Saturday, September 25, 2010

Oh Suburbia

We live lives of irony, here in downtown Suburbia. It's the land between lands, for those who can't quite commit to the chaotic relational hotbox of the city, but are terrified that a Thoreauic life in the middle of nowhere would glaringly reveal our blandness. After all, what would we update our Facebook statuses with?

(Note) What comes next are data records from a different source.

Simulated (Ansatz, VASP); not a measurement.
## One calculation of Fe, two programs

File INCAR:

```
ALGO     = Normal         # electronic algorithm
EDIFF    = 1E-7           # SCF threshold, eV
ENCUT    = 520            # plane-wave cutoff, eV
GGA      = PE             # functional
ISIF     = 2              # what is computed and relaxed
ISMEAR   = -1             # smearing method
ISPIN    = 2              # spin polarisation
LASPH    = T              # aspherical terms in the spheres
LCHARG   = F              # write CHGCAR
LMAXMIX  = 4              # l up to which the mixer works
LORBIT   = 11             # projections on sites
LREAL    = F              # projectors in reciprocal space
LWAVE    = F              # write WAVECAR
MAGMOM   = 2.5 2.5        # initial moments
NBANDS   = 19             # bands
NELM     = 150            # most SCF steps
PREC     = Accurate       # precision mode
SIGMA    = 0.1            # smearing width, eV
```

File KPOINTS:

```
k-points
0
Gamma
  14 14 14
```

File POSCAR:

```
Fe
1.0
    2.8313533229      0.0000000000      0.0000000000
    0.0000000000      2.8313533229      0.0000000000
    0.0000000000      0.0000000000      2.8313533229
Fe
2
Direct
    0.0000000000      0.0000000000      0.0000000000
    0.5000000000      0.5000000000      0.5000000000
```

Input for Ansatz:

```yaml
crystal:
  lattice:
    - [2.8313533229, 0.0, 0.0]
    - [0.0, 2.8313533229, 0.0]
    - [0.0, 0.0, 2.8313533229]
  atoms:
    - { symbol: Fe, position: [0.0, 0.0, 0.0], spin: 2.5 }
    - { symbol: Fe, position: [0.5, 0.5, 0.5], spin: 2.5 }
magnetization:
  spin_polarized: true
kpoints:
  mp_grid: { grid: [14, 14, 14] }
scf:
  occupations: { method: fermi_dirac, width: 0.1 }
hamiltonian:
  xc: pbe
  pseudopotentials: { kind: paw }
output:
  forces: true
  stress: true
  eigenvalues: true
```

Lest you think I am making mountains out of molehills, let me explain:

A woman in a burka just walked by. I am curious, is she coming to or from the clubs just a block over? A girl wearing less clothing than I sleep in came out of the restaurant across the street. It's 50 degrees out, and windy. The elevation she gets from those heels can't be helping the situation, as, I imagine, it's hard to reach a trot before an ankle is twisted. At least the up and down exercise might fight off hypothermia until Ken doll gets the car. The guy with the blowout hair is wearing a massive silver rosary. How can I see it? Because his shirt is unbuttoned far enough to see the spot just above his navel that he forgot to wax. Maybe he's just out of Mass and couldn't be bothered with changing before happy hour was over at Senor Frogs.

I could go on. Talk about the roving bands of teenagers (where in the hell are you going? none of you can buy booze and nothing else is being sold at this hour...) or the group of 13 girls and 1 guy that just walked past (...make a friggin choice already man!). But I'll stop. This blog post isn't going anywhere. Or is it already there? Mmm...deep...

And all this from a coffee shop at 10:45 on a Saturday night, as the 6'2" guy in a flannel shirt asks the barista for a pumpkin spice latte.

Monday, September 20, 2010

Friends


If I have learned anything from recent life, it is just this: inhibition among dear friends is quite simply a waste of time. (Let me explain, lest you jump to the conclusion that I am promoting rampant drunkenness and rowdiness, excused if and only precipitated among friends. Though therein is another recent life lesson…but that is not for now).

I refer mainly to that inhibition of actions, a self-consciousness, we so often fall prey to when we are in constant company with those we most love. It is the brief pause in a phone conversation that turns an awkward silence into a premature goodbye, quick, before we are both left with nothing else to talk about. It is the mindlessness that deceives us into staying on the couch rather than braving the cold walk to our friend’s apartment because, after all, it is late and what would we do anyways? It is the festering resentment that we quite simply can’t be bothered to resolve because, in all honesty, it would clearly take too much effort to broach the subject and, as they say, time will heal all.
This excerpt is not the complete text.